I’m in the process of executing the Responding to your voice tutorial for an ESP32 in combination with the TensorFlow lite micro-speech example.
The to the ESP-NN library converted example to be precise. It can be found on GitHub.
I know I can’t support related to the ESP-NN part (I’ve already had great success with image-classification), but I hopefully can regarding the model settings.
I can’t seem to figure out the slice size and count. If I’m correct, the stride and duration are equal to 20 milliseconds, but I’m still not too sure on that part too. I checked that the application expects the slice size multiplied by the slice count to be equal to 650. Could that be right? Or is that too short for recognizing ‘look pete’?

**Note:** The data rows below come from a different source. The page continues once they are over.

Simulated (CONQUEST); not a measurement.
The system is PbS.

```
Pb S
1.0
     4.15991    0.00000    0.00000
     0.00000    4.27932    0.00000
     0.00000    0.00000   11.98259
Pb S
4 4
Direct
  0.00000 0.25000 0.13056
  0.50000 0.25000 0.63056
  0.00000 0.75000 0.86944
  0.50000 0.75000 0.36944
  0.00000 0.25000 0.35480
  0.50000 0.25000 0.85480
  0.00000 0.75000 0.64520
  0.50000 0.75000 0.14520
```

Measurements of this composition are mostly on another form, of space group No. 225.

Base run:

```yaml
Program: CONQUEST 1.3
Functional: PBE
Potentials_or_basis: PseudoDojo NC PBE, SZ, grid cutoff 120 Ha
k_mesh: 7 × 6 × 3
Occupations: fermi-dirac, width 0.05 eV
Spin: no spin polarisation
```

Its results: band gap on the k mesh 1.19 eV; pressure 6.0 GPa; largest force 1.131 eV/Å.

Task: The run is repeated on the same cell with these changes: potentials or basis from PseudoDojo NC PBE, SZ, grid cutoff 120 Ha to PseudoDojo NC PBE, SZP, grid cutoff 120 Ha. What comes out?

That’s great! About time too. I’m sure a lot of people (including myself) will be very happy about this.
Unfortunately for my current project, we already have a functioning implementation for concurrently running image classification on two cores without the entire edge impulse sdk behind it. We’re also pretty close to finishing a same kind of implementation for speech recognition. Apart from actually training a model ourselves with edge impulse.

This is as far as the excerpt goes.